Carlos Hernandez v. State of Florida
This text of Carlos Hernandez v. State of Florida (Carlos Hernandez v. State of Florida) is published on Counsel Stack Legal Research, covering District Court of Appeal of Florida primary law. Counsel Stack provides free access to over 12 million legal documents including statutes, case law, regulations, and constitutions.
Opinion
Third District Court of Appeal State of Florida
Opinion filed June 25, 2025. Not final until disposition of timely filed motion for rehearing.
________________
No. 3D25-0104 Lower Tribunal No. 94-CF-30011-A-P ________________
Carlos Hernandez, Appellant,
vs.
State of Florida, Appellee.
An Appeal under Florida Rule of Appellate Procedure 9.141(b)(2) from the Circuit Court for Monroe County, Mark H. Jones, Judge.
Carlos Hernandez, in proper person.
James Uthmeier, Attorney General, and Daniel Colmenares, Assistant Attorney General, for appellee.
Before LOGUE, C.J., and EMAS and FERNANDEZ, JJ.
EMAS, J. Carlos Hernandez appeals the trial court’s denial of his motion to
correct illegal sentence, which was ostensibly filed pursuant to Florida Rule
of Criminal Procedure 3.800(a). In his brief, Hernandez “now acknowledges
that his claim that his sentence is illegal under Fla. Rules of Criminal
Procedure 3.800(a) is not a valid claim.” On this point, Hernandez is quite
correct. Hernandez nevertheless presses the issue on appeal, attempting to
advance his claim under the banner of “manifest injustice.” However, and
as we have observed before:
The mere incantation of the words “manifest injustice” does not make it so. . . . There is little doubt that every defendant believes they will suffer a “manifest injustice” if their postconviction claim is deemed foreclosed by the passage of time. However, a defendant does not have an unlimited right to continue to litigate (and relitigate) the validity of their conviction, and such a limited right must be balanced against the State's competing and substantial interest in the finality of judgments in criminal cases.

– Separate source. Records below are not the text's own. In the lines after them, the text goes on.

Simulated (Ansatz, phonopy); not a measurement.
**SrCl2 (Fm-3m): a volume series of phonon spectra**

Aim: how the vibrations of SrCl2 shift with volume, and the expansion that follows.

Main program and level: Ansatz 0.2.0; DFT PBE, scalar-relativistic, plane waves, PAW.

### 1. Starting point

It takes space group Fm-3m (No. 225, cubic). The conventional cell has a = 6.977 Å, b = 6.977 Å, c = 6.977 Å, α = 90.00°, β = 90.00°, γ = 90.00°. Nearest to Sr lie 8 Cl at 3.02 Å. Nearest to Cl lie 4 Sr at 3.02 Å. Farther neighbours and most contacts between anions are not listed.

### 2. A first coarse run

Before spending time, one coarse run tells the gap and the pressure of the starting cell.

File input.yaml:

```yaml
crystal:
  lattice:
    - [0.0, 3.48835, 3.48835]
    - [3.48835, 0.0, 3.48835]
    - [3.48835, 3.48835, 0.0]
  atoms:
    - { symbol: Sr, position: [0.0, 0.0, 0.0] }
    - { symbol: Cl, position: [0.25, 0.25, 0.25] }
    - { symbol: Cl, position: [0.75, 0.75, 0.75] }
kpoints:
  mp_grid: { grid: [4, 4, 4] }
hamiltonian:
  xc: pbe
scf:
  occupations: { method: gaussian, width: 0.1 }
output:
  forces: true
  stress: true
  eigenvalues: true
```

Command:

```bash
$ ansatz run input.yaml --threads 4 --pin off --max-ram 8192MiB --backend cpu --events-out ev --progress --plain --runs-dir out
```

Beiro v. State, 289 So. 3d 511, 511-12 (Fla. 3d DCA 2019) (internal citations
omitted). We find no merit in Hernandez’s claim, as the issue he raises
(whether Hernandez’s possession and use of a six-inch knife during a
robbery constituted armed robbery with a deadly weapon, as charged in the
Information) is a factual question which the jury, by its 1995 verdict,
answered in the affirmative. Any claim of error regarding this factual
determination could have and should have been raised on direct appeal.
2 This court affirmed Hernandez’s judgment on February 19, 1997, see
Hernandez v. State, 687 So. 2d 972 (Fla. 3d DCA 1997) and the mandate
issued March 7, 1997. Any contention that trial counsel rendered
constitutionally ineffective counsel in regard to this claim should have been
raised in a postconviction motion filed no later than March 7, 1999. See Fla.
R. Crim. P. 3.850(b). Hernandez’s motion, properly characterized, was a
successive, 1 time-barred and procedurally-barred motion for postconviction
relief under rule 3.850, and the trial court correctly denied it as such.
Affirmed.
1 See Hernandez v. State, 3D15-1277 (appeal from denial of rule 3.850 motion).